We all have changed, some getting trapped in the fear and false news, but most of us for the better, doing all we can to raise money and awareness against hate and the genocide of our people yet again. We volunteer to pack duffle bags filled with necessities to sustain our chayalim and to assist those families forced to move out of their homes because they live in an active line of fire in the war zones. We physically board planes to go and pick the ripened fruits and vegetables to sustain the country in these bitter times when manpower is needed on the front for protection of our existence. We cook food, take care of the cattle and livestock and work on the farms where the men folk have left to defend Jewry in Israel and abroad. And our children in Seminaries and Yeshivos have chosen not to leave and abandon their ancestral home at a time when their pure learning and praying are needed most and are living as one body and one soul the true meaning of ve’ahavta le’rayacha… and mi ke’amcha Yisrael! It is a time of return, not a time to abandon our beloved homeland, the land that was given to our forefathers and thus to us. It is a time when every Jew should invest in Eretz Yisrael, make aliyah, or simply buy a home for when they can actively return home! This is a time when we must all be of one mind and one body in our effort to protect the very essence of who we are and what we are expected to do by our Creator!

That said, and returning to the original purpose of your letter, I would tell you that your desire to learn in Eretz Yisrael must not overshadow your obligation to listen to your parents and be mekayem kibbud av va’eim even though you feel sorely towards them. They genuinely want what is best for you at this juncture and it takes an overpowering love to request this of you at this time. To your parents I would say to step back a moment and think deeply and honestly how they would have felt had their own parents denied them their year(s) of learning in Eretz HaKadosha, and in all fairness, understand and accept your desire to go, even at this time of crisis.

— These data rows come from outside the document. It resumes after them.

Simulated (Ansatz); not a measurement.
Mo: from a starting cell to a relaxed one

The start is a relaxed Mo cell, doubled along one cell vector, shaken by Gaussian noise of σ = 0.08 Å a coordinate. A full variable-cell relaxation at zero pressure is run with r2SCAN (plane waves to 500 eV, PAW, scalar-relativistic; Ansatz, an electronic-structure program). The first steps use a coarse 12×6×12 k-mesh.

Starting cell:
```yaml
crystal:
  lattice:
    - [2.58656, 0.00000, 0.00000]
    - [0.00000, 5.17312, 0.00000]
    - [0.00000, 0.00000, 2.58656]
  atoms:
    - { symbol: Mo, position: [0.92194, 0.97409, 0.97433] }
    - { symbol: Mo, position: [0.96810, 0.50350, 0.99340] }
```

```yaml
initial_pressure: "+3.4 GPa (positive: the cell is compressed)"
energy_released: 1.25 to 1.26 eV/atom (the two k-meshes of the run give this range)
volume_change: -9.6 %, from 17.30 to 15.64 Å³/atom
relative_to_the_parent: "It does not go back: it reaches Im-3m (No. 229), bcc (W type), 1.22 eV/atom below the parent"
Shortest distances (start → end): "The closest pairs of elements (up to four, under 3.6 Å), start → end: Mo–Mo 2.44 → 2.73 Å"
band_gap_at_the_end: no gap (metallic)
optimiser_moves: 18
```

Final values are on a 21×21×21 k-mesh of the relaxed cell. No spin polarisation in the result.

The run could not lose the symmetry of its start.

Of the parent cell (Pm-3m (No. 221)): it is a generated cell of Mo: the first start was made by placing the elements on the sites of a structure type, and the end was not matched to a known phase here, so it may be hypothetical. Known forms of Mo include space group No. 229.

To all my grandchildren, in Midreshes Tehillah and all the other seminaries and yeshivos who have stayed put in spite of all the odds, helping when and where they can, volunteering to wash/mend/and make clothes for our chayalim on the front lines and elsewhere, who cook/bake and construct delicious food packages with notes of encouragement enclosed in each package, who make house calls to the grief-stricken and babysit for the women whose husbands have been called up to war. Kol hakavod and all my love, I am so very proud to be your Baba!

I hope this response will help you in some way, dear child, so if the answer is yes then go ahead and show it to your parents, along with the enclosed phone number if they wish to speak to me… or even berate me for my input. For all Klal Yisrael, I wish and pray for the ultimate peace that will ensue with the coming of Mashiach bimhayra Beyameinu, Amen!